Minneapolis Fed's Kocherlakota: "Fed Funds Rate May Need To Rise 75 bps By End Of 2011"

Minneapolis Fed's Kocherlakota, who is not scheduled to speak today, and who in the past has exhibited both hawkish and dovish tendencies is on the wire, saying the the Fed Funds rate may need to rise 75 bps by late 2011. He is also quoted as saying that QE2 boosted inflation expectations more than he anticipated (oh look, another confirmation of Fed ineptitude but only in retrospect), and that higher short-term rates certainly possible in late 2011. In other words, the hawks in the Fed are once again getting very vocal... Just like in March of 2010, and before the market tanked, opening the door for QE2, and when all the hawks kept their mouths shut.

From MarketWatch:

Narayana Kocherlakota, in an interview with Dow Jones Newswires and The Wall Street Journal, said that if the U.S. economy grows at about 3% this year, as he expects, and underlying inflation ticks higher, as he expects, then the Fed will end its $600 billion bond-buying program as planned in June.

He expects core inflation (inflation excluding volatile food and energy prices) will rise from about 0.8% late last year, when the Fed launched its bond-buying to about 1.3% by year end, he said. As a result, lifting the Fed's target for short-term interest rates by more than half a percentage point late this year is "certainly possible." He noted that the often-cited Taylor Rule, named for the Stanford University professor who devised it, would in that circumstance call for a ¾-percentage-point increase in rates.

"If you consider monetary policy was appropriate at the end of 2010...and then you see core inflation go up by 50 basis points over the course of 2011..the usual response that we know from 20 years of thinking about monetary policy (or even more) is to raise the target rate by even more than that increase in observed inflation," he said. "So that means you should be raising the target rate by more than 50 basis points."

The Fed dropped its short-term interest-rate target nearly to zero in December 2008 during the financial crisis, and promised to keep it there for "an extended period." Trading in futures suggests markets anticipate a Fed increase to 0.5% early in 2012.
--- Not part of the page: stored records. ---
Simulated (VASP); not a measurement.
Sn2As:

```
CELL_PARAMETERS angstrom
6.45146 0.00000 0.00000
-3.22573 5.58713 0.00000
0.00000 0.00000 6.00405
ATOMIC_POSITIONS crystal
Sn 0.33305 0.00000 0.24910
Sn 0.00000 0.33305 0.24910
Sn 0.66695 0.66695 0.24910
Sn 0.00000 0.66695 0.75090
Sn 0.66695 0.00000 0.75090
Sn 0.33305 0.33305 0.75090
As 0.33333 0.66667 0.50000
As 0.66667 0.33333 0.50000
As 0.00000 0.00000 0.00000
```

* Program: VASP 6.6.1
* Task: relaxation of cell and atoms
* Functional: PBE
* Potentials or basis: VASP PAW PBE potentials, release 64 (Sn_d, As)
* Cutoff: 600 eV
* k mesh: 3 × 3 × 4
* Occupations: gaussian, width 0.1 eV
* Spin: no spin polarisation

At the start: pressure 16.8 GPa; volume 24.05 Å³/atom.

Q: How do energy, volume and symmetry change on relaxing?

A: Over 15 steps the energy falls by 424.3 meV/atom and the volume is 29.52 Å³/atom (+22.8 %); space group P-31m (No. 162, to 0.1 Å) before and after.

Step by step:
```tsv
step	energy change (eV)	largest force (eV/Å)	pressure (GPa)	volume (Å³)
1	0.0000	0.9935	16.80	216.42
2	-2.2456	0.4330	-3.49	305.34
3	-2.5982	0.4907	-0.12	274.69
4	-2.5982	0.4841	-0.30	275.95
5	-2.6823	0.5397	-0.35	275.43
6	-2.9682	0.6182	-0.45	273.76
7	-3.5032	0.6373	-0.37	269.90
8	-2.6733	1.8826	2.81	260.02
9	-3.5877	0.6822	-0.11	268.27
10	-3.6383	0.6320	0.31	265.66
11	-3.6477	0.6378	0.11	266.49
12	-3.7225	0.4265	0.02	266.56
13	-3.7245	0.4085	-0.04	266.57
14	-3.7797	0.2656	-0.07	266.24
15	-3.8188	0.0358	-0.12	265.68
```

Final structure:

Mr. Kocherlakota is one of the five regional Fed presidents with a vote on monetary policy this year, along with the Washington-based Fed governors. He is a swing voter on the Fed's policy committee, who isn't clearly aligned either with hawkish Fed officials who tend to favor tighter credit or dovish members who tend to favor looser credit

Two other regional Fed presidents with votes—Charles Plosser of Philadelphia and Richard Fisher of Dallas—have expressed concerns about inflation and suggested they would favor raising rates in the near future.

The Minneapolis Fed president, a former academic, said he expects a "pretty big upward movement" in core inflation—that is inflation excluding volatile food and energy—which he considers the best predictor of where overall inflation is.

Mr. Kocherlakota also said that the Fed's second-round of bond buying, known as QE2 for "quantitative easing," was more potent than he anticipated when he and other Fed officials launched it last year. It raised near-term inflation expectations, then dangerously low in his view, by more than he anticipated, measured by financial market indicators.

Mr. Kocherlakota said when the Fed decides to tighten monetary policy, he favors raising short-term interest rates over selling assets by the Fed's portfolio, primarily because the Fed has a firmer understanding of how interest rates affect the economy.